WHAT IS CLASSIC REMARKS?
Classic Remarks is a meme hosted here at Pages Unbound that poses questions each Friday about classic literature and asks participants to engage in ongoing discussions surrounding not only themes in the novels but also questions about canon formation, the “timelessness” of literature, and modes of interpretation.
HOW CAN I PARTICIPATE?
Leave your link to your post on your own blog in the comments below. And feel free to comment with your thoughts even if you are not officially participating with a full post!
(Readers who like past prompts but missed them have also answered them on their blog later and linked back to us at Pages Unbound, so feel free to do that, too!)
THIS WEEK’S PROMPT:
Recommend a Diverse Classic
PBS’s The Great American Read, an eight-part television series celebrating and discussing America’s top 100 novels as chosen by a survey of approximately 7,200 people, introduced me to the Chicano classic Bless Me, Ultima by Rudolfo Anaya back in 2018. Although I learned that the book has made it onto some regional school lists, I had never even heard the title before. I was in for a treat.

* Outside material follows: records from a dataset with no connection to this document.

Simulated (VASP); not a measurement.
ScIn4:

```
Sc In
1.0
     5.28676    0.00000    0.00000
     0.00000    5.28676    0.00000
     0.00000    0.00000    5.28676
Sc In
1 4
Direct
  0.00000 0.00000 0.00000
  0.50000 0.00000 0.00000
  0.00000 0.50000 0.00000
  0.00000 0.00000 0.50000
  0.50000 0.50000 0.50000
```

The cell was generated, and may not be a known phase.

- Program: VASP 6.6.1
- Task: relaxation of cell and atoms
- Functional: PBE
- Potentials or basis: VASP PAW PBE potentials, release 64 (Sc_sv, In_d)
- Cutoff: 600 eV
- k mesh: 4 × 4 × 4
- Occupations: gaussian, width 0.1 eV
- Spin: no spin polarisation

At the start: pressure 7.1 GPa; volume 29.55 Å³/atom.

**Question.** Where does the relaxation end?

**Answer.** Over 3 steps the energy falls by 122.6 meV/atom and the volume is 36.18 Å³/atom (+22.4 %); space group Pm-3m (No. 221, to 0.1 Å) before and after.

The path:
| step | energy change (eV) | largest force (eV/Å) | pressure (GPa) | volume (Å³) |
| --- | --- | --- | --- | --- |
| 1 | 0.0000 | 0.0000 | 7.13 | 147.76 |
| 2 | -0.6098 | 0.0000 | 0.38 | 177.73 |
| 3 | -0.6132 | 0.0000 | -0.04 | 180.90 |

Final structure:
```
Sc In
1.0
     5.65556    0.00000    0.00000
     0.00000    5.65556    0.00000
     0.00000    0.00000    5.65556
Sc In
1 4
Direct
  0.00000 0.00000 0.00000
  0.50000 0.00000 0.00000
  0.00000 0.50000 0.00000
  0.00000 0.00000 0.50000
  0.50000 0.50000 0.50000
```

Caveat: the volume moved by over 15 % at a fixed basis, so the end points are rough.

Bless Me, Ultima recounts the story of Antonio, a boy growing up on the edge of the llano. Torn between his mother’s love for the earth and his father’s love of freedom, his belief in the Catholic church and the miracles he has seen performed by Ultima the curandera, Antonio struggles to find his place in the world.
I often feel drawn to books that explore the struggles characters have with faith. For some people, faith is such a clear-cut thing, a solid truth they can rely on throughout life. Others, however, may find tension in how faith seems to conflict with reason, or how one faith contradicts another. Antonio is confused because he has been raised Catholic, but he sees that Ultima relies on wisdom from her ancestors that the church rejects–and consequently, seems to have great power. How can he reconcile the two worldviews?
Bless Me, Ultima is a coming-of-age story because Antonio must come to the realization that not everything authority figures have told him may be true. He has to work through disillusionment and determine what he believes in, and what kind of life he wants to lead. He no longer has to capacity to accept whatever he is told, because he knows now that the world is full of contradictions. He has to resolve those contradictions within himself.
Some have found Bless Me, Ultima controversial, but I enjoyed the honest look Rudolfo Anaya provides of one boy’s interior life. Antonio is not perfect, it is true. He is human. And so he should be expected to have questions, to make mistakes, to wonder what is true, and to long for more certainty than the world can ever give. Antonio’s story is beautiful because it is real.